This implements a strand material having high strength and high
water resistance or a strand material having high productivity and
varied characteristics.
[0040] A method for manufacturing a wood laminate material is
characterized by including: a stacking step of stacking multiple
woodbased materials, which are cut pieces or veneers, to form
multiple woodbased material layers so that at least one of the
multiple woodbased material layers is formed by a high-density
woodbased material or high-density woodbased materials having a
relatively higher density than the remainder of the woodbased
material layers; and a forming step of compressing or compacting
the multiple woodbased material layers formed in the stacking
step.
[0041] Since the woodbased material layers include a layer formed
by the high-density woodbased material or high-density woodbased
materials having a relatively higher density than the remainder of
the woodbased material layers, density distribution in the
lamination direction after the forming step can be adjusted,
whereby a wood laminate material with desired characteristics can
be produced. For example, density distribution in the lamination
direction of the wood laminate material can be made substantially
constant by inserting the woodbased material layer formed by the
high-density woodbased material or high-density woodbased materials
at an optimal position.
Advantages of the Invention
[0042] As described above, according to the present invention,
density distribution in the lamination direction of the wood
laminate material, which is formed by stacking and laminating
multiple woodbased material layers each formed by cut pieces or
veneer, is adjusted so that the wood laminate material has
substantially constant density distribution in the lamination
direction. High strength and high water resistance can therefore be
achieved. Moreover, the density distribution in the lamination
direction is varied so that at least one of the multiple woodbased
material layers is a high-density woodbased material layer having a
higher density than the remainder of the woodbased material layers.
Accordingly, only the woodbased material layer required to have
high strength and high water resistance has a high density, and
productivity is improved. Moreover, characteristics of the wood
laminate material can be varied as desired by changing the layer
that is to be a high-density woodbased material layer.

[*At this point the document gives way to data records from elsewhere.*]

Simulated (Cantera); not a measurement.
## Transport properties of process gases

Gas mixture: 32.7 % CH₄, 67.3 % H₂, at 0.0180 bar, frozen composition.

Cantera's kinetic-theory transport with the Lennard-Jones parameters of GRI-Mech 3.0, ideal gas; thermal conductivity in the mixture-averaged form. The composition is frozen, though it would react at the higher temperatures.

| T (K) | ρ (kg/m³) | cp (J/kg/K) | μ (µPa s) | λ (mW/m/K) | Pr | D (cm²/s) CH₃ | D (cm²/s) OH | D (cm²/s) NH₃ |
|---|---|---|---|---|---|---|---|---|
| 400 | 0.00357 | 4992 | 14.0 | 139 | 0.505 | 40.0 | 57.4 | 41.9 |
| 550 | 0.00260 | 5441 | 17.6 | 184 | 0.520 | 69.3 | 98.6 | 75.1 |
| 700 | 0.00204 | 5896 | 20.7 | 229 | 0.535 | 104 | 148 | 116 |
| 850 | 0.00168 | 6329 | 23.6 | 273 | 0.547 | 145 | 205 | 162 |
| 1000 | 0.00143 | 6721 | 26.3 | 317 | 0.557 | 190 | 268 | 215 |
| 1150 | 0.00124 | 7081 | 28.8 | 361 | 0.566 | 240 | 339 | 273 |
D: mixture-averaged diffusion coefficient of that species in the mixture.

BRIEF DESCRIPTION OF THE DRAWINGS
[0043] FIG. 1 is a schematic perspective view of a multi-layered
structure of a strand board according to a first embodiment of the
present invention.
[0044] FIG. 2 is a schematic perspective view of a first example of
a strand board according to a second embodiment of the present
invention.
[0045] FIG. 3 is a schematic sectional view showing a laminate of
strand layers in the first example of the strand board according to
the second embodiment.
[0046] FIG. 4 is a sectional view corresponding to FIG. 3, showing
a second example of the strand board according to the second
embodiment.
[0047] FIG. 5 is a sectional view corresponding to FIG. 3, showing
a third example of the strand board according to the second
embodiment.
[0048] FIG. 6 is a sectional view corresponding to FIG. 3, showing
a fourth example of the strand board according to the second
embodiment.
[0049] FIG. 7 is a sectional view corresponding to FIG. 3, showing
a fifth example of the strand board according to the second
embodiment.
[0050] FIG. 8 is a sectional view corresponding to FIG. 3, showing
a sixth example of the strand board according to the second
embodiment.
[0051] FIG. 9 is a table illustrating specific configurations of
the first to sixth examples of the strand board according to the
second embodiment.
[0052] FIG. 10 is a sectional image of a strand board of Example 1
of the first embodiment.
[0053] FIG. 11 is a table showing the test results of Examples 1, 2
and Comparative Examples 1, 2.
[0054] FIG. 12 is a graph showing density distribution in the
strand board of Example 1 according to the first embodiment, in
which the uniform short-dashed line represents an average density
of the woodbased material layers in the thickness direction
(lamination direction) and the long-dash short-dash line represents
a constant density value for reference.
[0055] FIG. 13 is a graph showing density distribution in a strand
board of Comparative Example 1 as compared to the first embodiment,
in which the uniform short-dashed line represents an average
density of the woodbased material layers in the thickness direction
(lamination direction) and the long-dash short-dash line represents
a constant density value for reference.
[0056] FIG. 14 is a table showing the results of a bending test for
Examples 1, 2 and Comparative Example 1 of the second embodiment,
along with their other physical properties.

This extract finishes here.